Lewis Gantman and Joseph Finkelstein, two Philadelphia board members of the Auschwitz-Birkenau Memorial Foundation, offered Borowski the chance to bring the exhibit to Philadelphia. January 2020 will mark the 75th anniversary of the liberation of the concentration camps. Gantman and Finkelstein hope it honors the memory of those who lived and died at Auschwitz. They describe the former camp as “the largest Jewish graveyard in history” and “a crime scene.”

According to Gantman, Auschwitz has two million visitors a year and gives tours in 22 languages to help educate the world about what happened there. They see the traveling art exhibit as a chance to bring some part of that experience to those who can’t travel to Poland to see the historical site.

Finkelstein, whose parents both survived concentration camps, wants everyone to remember what happened to Jewish people during the 1930s and 40s and resolve never to let it happen again, to anyone. Joseph’s father told him regularly, “You have to fight bigotry and hatred.” He sees the 20 pieces on display at the National Liberty Museum as doing just that, combating hatred by preserving objects and memories it threatened to destroy.

More than one million Jewish people were killed at Auschwitz. Many who did survive found themselves unable to convey the things they endured and witnessed. Finkelstein says his parents suffered great trauma. “It was very painful for them to talk about,” he said.

Gantman and Finkelstein say that the art in the exhibit conveys stories of those who perished at Auschwitz, or survived but were too traumatized to talk about the experience. On January 27, 2020, the 75th anniversary of liberating the camps, a number of Auschwitz survivors will speak about their experiences in the camp. Their speeches will be simulcast at the National Liberty Museum.

A Portrait of Piotr Kajzer, by Franciszek Jaźwiecki, Buchenwald 1944. (Auschwitz-Birkenau State Museum)

Bill Schwabe, who just turns 96 today, escaped Nazi persecution in 1939. He was just fifteen years old. He now lives at an assisted living facility in Jenkintown. Before becoming refugees and relocating to Philadelphia, the Schwabes were a proud and prominent Jewish family that owned a thriving store in the center of their hometown, Hanau.

“Our store was destroyed in 1938 during Kristallnacht,” Schwabe said, “One very faithful employee helped my mother pick up the pieces.”

Kristallnacht, known as the “Night of Broken Glass,” was a night in November of 1938 where a mob murdered over 90 Jews and vandalized Jewish-owned stores, buildings, and synagogues.

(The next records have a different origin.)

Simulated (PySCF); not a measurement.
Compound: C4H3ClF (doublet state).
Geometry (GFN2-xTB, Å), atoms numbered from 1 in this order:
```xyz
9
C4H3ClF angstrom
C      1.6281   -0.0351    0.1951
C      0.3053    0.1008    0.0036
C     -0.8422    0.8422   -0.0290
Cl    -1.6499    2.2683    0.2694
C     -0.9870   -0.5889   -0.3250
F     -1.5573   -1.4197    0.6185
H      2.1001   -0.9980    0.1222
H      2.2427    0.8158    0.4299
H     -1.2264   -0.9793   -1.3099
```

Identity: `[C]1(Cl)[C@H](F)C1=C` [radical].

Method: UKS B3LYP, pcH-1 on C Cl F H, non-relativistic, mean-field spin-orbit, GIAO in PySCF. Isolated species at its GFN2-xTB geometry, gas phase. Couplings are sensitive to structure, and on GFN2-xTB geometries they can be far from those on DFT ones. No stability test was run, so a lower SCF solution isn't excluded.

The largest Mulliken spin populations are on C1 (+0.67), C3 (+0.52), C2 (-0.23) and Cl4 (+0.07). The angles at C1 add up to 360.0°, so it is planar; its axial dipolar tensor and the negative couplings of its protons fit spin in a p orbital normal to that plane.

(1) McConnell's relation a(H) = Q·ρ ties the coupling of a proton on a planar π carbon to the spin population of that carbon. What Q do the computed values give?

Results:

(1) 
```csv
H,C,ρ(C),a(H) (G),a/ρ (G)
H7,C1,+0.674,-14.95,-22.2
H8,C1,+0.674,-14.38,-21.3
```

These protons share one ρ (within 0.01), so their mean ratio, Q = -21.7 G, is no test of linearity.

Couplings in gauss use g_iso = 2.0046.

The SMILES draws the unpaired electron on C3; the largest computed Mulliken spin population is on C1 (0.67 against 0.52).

Although the Schwabe family escaped, they were far from unscathed. Bill’s father spent time in a concentration camp. His mother developed PTSD and suffered from lifelong anxiety. His father’s role became comforting her and reminding her that they were safe.

When Gantman and Finkelstein discovered that the exhibit’s opening, Schwabe’s birthday and Veteran’s Day all fall on the same day, they offered to provide Schwabe with transportation to and from the museum and a private tour. Schwabe hopes to feel well enough to take them up on the offer.